The Line Break: Making and Breaking the Poet’s Element

The line break is both the most fundamental and the most mysterious tool in the poet’s kit. It’s what makes a poem a poem, and yet, so often we can’t pinpoint how we go about choosing where to put them. Of course, some of the time it is intuitive, but it is definitely not arbitrary.

The Poet’s Punctuation

In her essay, “On the Function of the Line Break,” Denise Levertov writes, “The line break is a form of punctuation additional to the punctuation that forms part of the logic of completed thoughts.” As readers, we have certain expectations when we read a sentence. The rules of grammar provide a stable foundation for the thoughts, emotions, and information contained within it. While we can use punctuation with a certain level of flexibility, omitting commas for pacing, throwing in a fragment for urgency, line breaks throw a wildcard into the mix.

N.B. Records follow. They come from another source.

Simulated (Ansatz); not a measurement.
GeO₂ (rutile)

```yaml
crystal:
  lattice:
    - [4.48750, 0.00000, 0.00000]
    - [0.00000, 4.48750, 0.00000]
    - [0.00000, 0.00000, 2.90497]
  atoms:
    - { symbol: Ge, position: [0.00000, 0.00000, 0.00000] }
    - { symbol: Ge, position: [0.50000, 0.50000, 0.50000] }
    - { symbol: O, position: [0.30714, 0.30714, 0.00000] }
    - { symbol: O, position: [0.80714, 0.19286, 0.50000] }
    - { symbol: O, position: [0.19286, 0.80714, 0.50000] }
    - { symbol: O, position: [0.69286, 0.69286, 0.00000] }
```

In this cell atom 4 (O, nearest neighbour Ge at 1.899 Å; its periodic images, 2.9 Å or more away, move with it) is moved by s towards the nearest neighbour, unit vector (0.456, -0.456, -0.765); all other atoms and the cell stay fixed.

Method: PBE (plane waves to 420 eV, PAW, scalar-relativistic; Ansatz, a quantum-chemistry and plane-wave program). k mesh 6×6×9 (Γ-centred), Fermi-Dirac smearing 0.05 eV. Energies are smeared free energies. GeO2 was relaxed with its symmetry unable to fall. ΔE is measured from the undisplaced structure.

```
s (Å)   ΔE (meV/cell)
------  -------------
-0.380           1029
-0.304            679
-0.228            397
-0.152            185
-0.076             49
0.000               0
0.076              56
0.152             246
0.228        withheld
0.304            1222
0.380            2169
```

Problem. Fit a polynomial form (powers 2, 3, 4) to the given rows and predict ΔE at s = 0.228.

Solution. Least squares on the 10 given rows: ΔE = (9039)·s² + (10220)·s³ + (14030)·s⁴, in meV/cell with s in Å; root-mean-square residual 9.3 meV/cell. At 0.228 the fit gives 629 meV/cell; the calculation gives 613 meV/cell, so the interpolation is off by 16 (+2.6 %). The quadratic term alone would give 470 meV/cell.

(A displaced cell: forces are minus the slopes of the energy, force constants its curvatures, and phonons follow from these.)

Let’s examine, for example, a well-known poem by William Carlos Williams:

TO A POOR OLD WOMAN

munching a plum on
the street a paper bag
of them in her hand

They taste good to her
They taste good
to her. They taste
good to her

You can see it by
the way she gives herself
to the one half
sucked out in her hand

Comforted
a solace of ripe plums
seeming to fill the air
They taste good to her

In a poem with one single piece of punctuation, the line breaks are the only pauses provided. Williams provides four very stable-looking stanzas of four lines each, but within them the line breaks are jarring and uneven, forcing the reader to pause unnaturally and see his words in an unexpected way. It has a counter-rhythm, unbalanced and uncomfortable, which enhances the meaning of the poem describing an often-overlooked old woman.

The second stanza of this poem repeats the same sentence three times in a row, breaking the line differently each time. James Longenbach, author of The Art of the Poetic Line, says about this stanza: “The sentence has not changed, but the relationship of its syntax to the line has adjusted the way we hear the sentence’s pattern of intonation and stress…” This sentence uses no remarkable words; no great lesson or metaphor is contained within. With his choice to build the stanza in this way, Williams forces us to examine every word in this small moment.

Compare this to “Midnight” by Spencer Reece, whose lines are long, ending almost every time on a piece of punctuation or natural pause. In this poem, the long lines mirror not only the long walk, but also the contemplative and fragile nature of the speaker. No sudden moves disturb this poem, which is what the speaker needs in order to say his piece.

So, let’s make ourselves a neat little list to quantify the multitude of dimensions that line breaks make possible.

In a poem, line breaks create:
  • Lines: To begin with the most elemental rule: without line breaks, you’d be writing prose (or a prose poem).
  • Breath: What happens when you pause? You breathe. Grammar places these in natural, correct places, but line breaks have the ability to cause your reader to inhale unexpectedly, which, I must admit, is very cool.
  • Emphasis on particular words: The beginning of a new line gives its first word a little extra weight.
  • Mood and Tension: Whether or not a poem’s lines fall in natural or unnatural places, or both in combination, sets up a web of anticipation and surprise. In The Art of the Poetic Line, James Longenbach states, “The drama of lineation lies in the simultaneous making and breaking of our expectation for pattern.” If a poem is written in couplets, this can do two things: create stability, or create a false sense of stability, depending on the poem’s content.
  • Meter and Pace: Iambic pentameter is only pentameter because the line ends after five beats.
  • Units of meaning: If a line contains a small piece of a sentence, or two small pieces of two separate sentences, a small pocket is created in which that cross-section stands alone in space. For example, in “Years” by Jon Anderson, a very potent line adds a punch to the poem as a whole. Can you find which line I mean?

Sometimes in weariness I stop.
Because I’ve been lucky
I think the future must be plain.
Over the trees the stars are quite small.

My friends talk quietly
& we have all come to the same things.
Now if I die, I will
Inherit awhile their similar bodies.

Now if I listen
Someone is telling a story.
The characters met.
They enchanted each other by speech.

Though the stories they lived
Were not the same,
Many were distracted into love,
Slept, & woke alone, awhile serene.

Did you see the line I’m referring to? Only once in this poem, Anderson breaks in a jarring place in the sentence. It’s this line that contains a concentration of meaning: “Now if I die. I will /” The speaker’s certainty of his own mortality is distilled in that little crossroads of sentences.

  • A relationship between line and syntax, and new aural and visual understandings of syntax. Those little units of meaning, and a poem’s spacial appearance on the page, stretch the possibilities of meaning that the order of words can achieve.

Well, I could do this all day. What would you add to the list?